By 1970 any member of Cub Scout pack 288 could tell you that when it came to yellow track gravity-fueled racing, matchbox cars were lame, hot wheels were okay, but Johnny Lightnings were the best. I mean, look here at Al Unser's entry for the 500 that year, The Johnny Lightning Special. Wanna drive it? Who wouldn't, to this day. It's the epitome, the zenith, the nadir of open wheeled racing.
And there I sat in the stands high above, in the good seats at the start/finish line (seats were first come, first served for qualifications), with my dad, with my brother, and a cooler full of Kentucky Fried Chicken, cold drinks, and more. (Yes, the Indy 500 was Bring-your-Own! How cool was that?) Getting the first sunburn of the year. (if you live in Indy, you get your first sunburn at the track. Kids who missed school in May and returned the next day sun-burned had a hard time explaining to the dean.) Watching him ride and clutching that stop watch in finger lickin' good hand, hoping beyond hope that Al could do it...Look at it! Painted like that how could it go slower then 200mph? And when he did it, I would be the one to prove it, and say "I was there!"
Now read this. What has changed? Blame NASCAR? Sure, that's a small part. Blame an individual? Yes, there's one who shares some fault. But in a strange way, I think America has lost something. That same something that led us to the moon.
PART II
The Doppler effect is simple to explain to a racing fan. Sound changes pitch (frequency, actually) as the source of that sound moves towards then away from the listener. No where is this more obvious then at Indy, where this year's version of the Indy 500 is running as I write. The children of my heroes are demonstrating the Doppler effect; Andretti, Unser, Foyt (Michael, Al Jr., A.J. Foyt IV, grandson of the greatest racer ever.) Michael Andretti runs his alleged last run today, Foyt IV, at age 19, his first. The commentators have missed this juxtaposition and all it's historical tie-ins. Nineteen and driving with grandpa's old number 14. No pressure, kid. Meanwhile, Unser Jr, once the bright hope for Indycar, has been middle of the pack for years, both in qualifying and racing. The average lap, excepting those run under yellow, is in the neighborhood of 220mph. Not much slower, relatively speaking, then the qualifying speeds of around 230. Unreal. NASCAR can't touch it. Does anyone care? To me it's remarkable, notable, commendable, but not as compelling as that quest for 200.

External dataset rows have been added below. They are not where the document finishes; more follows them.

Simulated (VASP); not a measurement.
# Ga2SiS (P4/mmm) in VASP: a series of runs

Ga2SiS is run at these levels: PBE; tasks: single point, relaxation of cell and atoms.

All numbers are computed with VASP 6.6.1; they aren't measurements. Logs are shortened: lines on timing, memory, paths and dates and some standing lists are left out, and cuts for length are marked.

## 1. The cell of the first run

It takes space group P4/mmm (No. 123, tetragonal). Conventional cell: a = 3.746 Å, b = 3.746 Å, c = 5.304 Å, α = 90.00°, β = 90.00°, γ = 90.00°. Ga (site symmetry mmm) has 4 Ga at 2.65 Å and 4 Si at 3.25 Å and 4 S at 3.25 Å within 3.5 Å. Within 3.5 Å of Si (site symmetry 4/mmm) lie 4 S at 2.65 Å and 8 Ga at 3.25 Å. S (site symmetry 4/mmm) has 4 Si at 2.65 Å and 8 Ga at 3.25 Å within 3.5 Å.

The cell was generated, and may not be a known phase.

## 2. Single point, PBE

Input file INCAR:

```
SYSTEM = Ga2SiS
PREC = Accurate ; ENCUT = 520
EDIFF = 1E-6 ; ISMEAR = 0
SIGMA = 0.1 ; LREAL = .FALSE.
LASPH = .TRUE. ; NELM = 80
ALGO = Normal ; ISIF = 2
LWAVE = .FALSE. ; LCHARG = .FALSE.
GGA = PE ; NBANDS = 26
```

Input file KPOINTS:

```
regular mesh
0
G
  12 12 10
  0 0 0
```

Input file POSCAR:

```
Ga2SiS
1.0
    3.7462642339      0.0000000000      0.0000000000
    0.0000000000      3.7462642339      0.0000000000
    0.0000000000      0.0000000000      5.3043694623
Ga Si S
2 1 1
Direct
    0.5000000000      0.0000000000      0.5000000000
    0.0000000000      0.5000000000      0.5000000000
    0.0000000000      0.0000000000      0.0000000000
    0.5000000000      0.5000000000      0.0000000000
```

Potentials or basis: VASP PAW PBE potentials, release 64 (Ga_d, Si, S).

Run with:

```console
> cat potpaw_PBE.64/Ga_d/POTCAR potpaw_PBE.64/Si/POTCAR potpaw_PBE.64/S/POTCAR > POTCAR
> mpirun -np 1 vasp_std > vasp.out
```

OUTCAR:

The quest for 200 began in 1911 and ended on May 14, 1977 when Tom Sneva turned a qualifying lap at 200.535 mph. Janet Guthrie became the first woman to qualify for the Indy 500 that same year. But A.J. Foyt won, becoming the first four-time winner.
And I was there for it all, watching the race with my brothers. The noise of the cheers for Foyt was greater then the scream of the engines. Speak your mind about anyone or anything you want to in Indianapolis, but God help you if you disparage A.J. Foyt. Guthrie, in the meantime, putted around the inside of the track slowly, staying out of the way of the real drivers and finishing respectably, if one considers only place as a measure of respectability. What an historic race! But the times were a' changin...
For high school kids The Track was all about skipping school. Anyone who thinks the Indy 500 is a one-day event is mistaken. The Track is open all month in May. Practice, practice, practice; open to the public, bring your own. Skip school a couple times during the month, go, have fun, come back to school sun burned and note that most of your classmates are too. Dude, were you in the snakepit? I didn't even see you there!
Then the weekends and qualifications. The first day of qualifications, when the pole position is determined, is the second largest sporting event in the world. Numbers never publicly released. Probably incalculable. 250,000? And general admission, open seating, and once again, bring your own. That's the day when the stopwatches are out and records are broken. One car on the track for a few warm up laps then four for real. When Sneva broke 200 no one needed Tom Carnegie, the track announcer forever, to make it official. If you didn't have a stopwatch you were near someone who did. But when Tom announced the unofficial results they became "official" and the crowd went wild.
Then race day. Sometimes in the stands in good seats. You pay for your seats on race day. Other times in the infield. If you line up early enough (the day before) you could drive into the track infield and right up to the edge. The inside first turn, void of stands, was the legendary "snake pit." (Don't ask, if you have to ask, you just wouldn't understand.) A few years later, they would build stands there to put an end to it (and make a couple more bucks) but one glorious year I was home on leave and my best friends in the world and I were there with my buddies El Camino serving as the perfect method of transportation for the iced down full keg of beer we brought along. (That's what I meant by "bring-your-own".) Glory days...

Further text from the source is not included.